Making Python integers iterable - a deep dive into CPython

Arpit Bhayani

curious, tinkerer, and explorer


Iterables in Python are objects and containers that could be stepped through one item at a time, usually using a for ... in loop. Not all objects can be iterated, for example - we cannot iterate an integer, it is a singular value. The best we can do here is iterate on a range of integers using the range type which helps us iterate through all integers in the range [0, n).

Since integers, individualistically, are not iterable, when we try to do a for x in 7, it raises an exception stating TypeError: 'int' object is not iterable. So what if, we change the Python’s source code and make integers iterable, say every time we do a for x in 7, instead of raising an exception it actually iterates through the values [0, 7). In this essay, we would be going through exactly that, and the entire agenda being:

  • What is a Python iterable?
  • What is an iterator protocol?
  • Changing Python’s source code and make integers iterable, and
  • Why it might be a bad idea to do so?

Python Iterables

Any object that could be iterated is an Iterable in Python. The list has to be the most popular iterable out there and it finds its usage in almost every single Python application - directly or indirectly. Even before the first user command is executed, the Python interpreter, while booting up, has already created 406 lists, for its internal usage.
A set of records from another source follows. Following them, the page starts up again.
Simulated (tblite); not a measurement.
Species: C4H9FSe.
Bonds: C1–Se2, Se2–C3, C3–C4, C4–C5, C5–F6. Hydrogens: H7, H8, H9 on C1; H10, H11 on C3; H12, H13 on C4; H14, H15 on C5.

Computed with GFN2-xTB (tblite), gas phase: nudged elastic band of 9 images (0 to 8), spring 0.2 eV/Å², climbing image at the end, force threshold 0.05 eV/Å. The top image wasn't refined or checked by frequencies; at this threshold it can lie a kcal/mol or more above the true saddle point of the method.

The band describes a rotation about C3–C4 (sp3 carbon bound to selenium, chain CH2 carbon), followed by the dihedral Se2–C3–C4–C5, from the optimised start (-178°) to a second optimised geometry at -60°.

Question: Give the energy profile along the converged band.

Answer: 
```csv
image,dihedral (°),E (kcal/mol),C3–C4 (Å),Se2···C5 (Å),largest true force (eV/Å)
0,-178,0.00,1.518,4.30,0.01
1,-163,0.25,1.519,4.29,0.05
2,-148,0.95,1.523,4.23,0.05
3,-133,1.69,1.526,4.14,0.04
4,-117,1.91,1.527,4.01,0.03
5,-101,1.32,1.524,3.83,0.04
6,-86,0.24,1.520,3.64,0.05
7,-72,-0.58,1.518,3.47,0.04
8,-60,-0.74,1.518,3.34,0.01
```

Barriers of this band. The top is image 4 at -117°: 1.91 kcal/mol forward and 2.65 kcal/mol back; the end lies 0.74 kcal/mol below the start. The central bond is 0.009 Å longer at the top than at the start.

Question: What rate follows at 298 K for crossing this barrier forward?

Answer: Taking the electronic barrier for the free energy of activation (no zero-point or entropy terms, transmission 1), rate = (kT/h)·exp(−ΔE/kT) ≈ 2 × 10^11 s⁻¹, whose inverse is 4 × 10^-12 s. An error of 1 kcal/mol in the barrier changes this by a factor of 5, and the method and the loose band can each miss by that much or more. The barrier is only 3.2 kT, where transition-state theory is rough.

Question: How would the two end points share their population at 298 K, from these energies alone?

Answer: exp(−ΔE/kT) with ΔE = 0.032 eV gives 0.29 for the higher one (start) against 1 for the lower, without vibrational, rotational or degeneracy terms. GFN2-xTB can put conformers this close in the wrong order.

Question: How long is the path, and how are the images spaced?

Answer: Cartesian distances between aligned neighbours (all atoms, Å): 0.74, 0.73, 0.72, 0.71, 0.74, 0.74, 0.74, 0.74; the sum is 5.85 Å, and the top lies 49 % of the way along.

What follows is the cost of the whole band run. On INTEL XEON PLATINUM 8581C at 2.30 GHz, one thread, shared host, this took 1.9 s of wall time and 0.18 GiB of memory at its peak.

In the example below, we see how a list a is iterated through using a for ... in loop and each element can be accessed via variable x.

>>> a = [2, 3, 5, 7, 11, 13]
>>> for x in a: print(x, end=" ")
2 3 5 7 11 13

Similar to list, range is a python type that allows us to iterate on integer values starting with the value start and going till end while stepping over step values at each time. range is most commonly used for implementing a C-like for loop in Python. In the example below, the for loop iterates over a range that starts from 0, goes till 7 with a step of 1 - producing the sequence [0, 7).

# The range(0, 7, 1) will iterate through values 0 to 6 and every time
# it will increment the current value by 1 i.e. the step.
>>> for x in range(0, 7, 1): print(x, end=" ")
0 1 2 3 4 5 6

Apart from list and range other iterables are - tuple, set, frozenset, str, bytes, bytearray, memoryview, and dict. Python also allows us to create custom iterables by making objects and types follow the Iterator Protocol.

Iterators and Iterator Protocol

Python, keeping things simple, defines iterable as any object that follows the Iterator Protocol; which means the object or a container implements the following functions

  • __iter__ should return an iterator object having implemented the __next__ method
  • __next__ should return the next item of the iteration and if items are exhausted then raise a StopIteration exception.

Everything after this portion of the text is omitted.